Do you want to build your financial data science skills? Whether you’re doing this to become a Financial Data Scientist, or to leverage the power of Financial Data Science for your own investments – take your pick from the finance data science projects we’ve created below and build your knowledge and skills as you work on them.
Projects get progressively more challenging as you go further down. Do you have what it takes to complete all the projects?
All of these finance data science projects can be worked on using any/all of the following tools:
- Microsoft Excel® / Google Sheets
- Python
- R
- MATLAB
For the Advanced Level Projects, in particular, we strongly recommend using a programming language instead of Excel® / Google Sheets. It’s possible to work on them using Excel® / Google Sheets, but it’s far from efficient to do so.
Beginner Level Finance Data Science Projects
Project B-1: Calculate Stock Returns
Discover powerful concepts like the Random Walk with this simple project on calculating stock returns.
💼 Project Brief
Calculate historical stock returns for a stock of your choice.
Plot out a line chart of the stock’s historic returns. This will also help you later on, when you’re working on the Intermediate Level Financial Data Science Projects (particularly, Project I-4).
☑️ What You’ll Need
To successfully complete this project, you’ll need access to historical price data for at least 1 stock of your choice.

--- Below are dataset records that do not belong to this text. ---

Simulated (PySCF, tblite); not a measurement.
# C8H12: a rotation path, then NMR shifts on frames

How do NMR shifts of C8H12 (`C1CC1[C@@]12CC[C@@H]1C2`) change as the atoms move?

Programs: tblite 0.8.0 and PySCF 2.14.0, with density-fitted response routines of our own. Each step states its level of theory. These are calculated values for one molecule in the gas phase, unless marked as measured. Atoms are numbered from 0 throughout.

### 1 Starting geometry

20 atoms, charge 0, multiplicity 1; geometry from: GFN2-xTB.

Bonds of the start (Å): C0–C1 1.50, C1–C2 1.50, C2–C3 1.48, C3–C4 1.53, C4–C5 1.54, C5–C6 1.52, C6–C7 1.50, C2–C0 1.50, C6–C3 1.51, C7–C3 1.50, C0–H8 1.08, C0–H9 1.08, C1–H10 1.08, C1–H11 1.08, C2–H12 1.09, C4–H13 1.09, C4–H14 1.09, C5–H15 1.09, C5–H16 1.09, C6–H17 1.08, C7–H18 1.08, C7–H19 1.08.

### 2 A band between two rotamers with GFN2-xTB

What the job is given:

Historical data for stock prices are available from Yahoo! Finance or from Google Sheets using the GOOGLEFINANCE() function.
Since this is a Beginner Level Project, we’re not suggesting the use of APIs to extract data programmatically. This is covered in an Intermediate Level Project, I-1. If you’re already comfortable using an API to extract data programmatically, feel free to do so for this project, too.
If you’re not sure how to calculate stock returns, check out the article linked.
⏳ Expected Time To Complete
Approximately 30-60 minutes, depending on your experience of working with stock price data.
Project B-2: Calculate The Total Risk of a Stock
💼 Project Brief
Calculate the total risk of your chosen stock using historical data for stock prices.
☑️ What You’ll Need
To successfully complete this project, you’ll need access to historical stock price data for at least 1 stock of your choice. Historical stock price data is available from Yahoo! Finance. Ideally, you should use the same stock you used in Project B-1. This will allow you to compare the stock’s returns (or expected returns) with its total risk.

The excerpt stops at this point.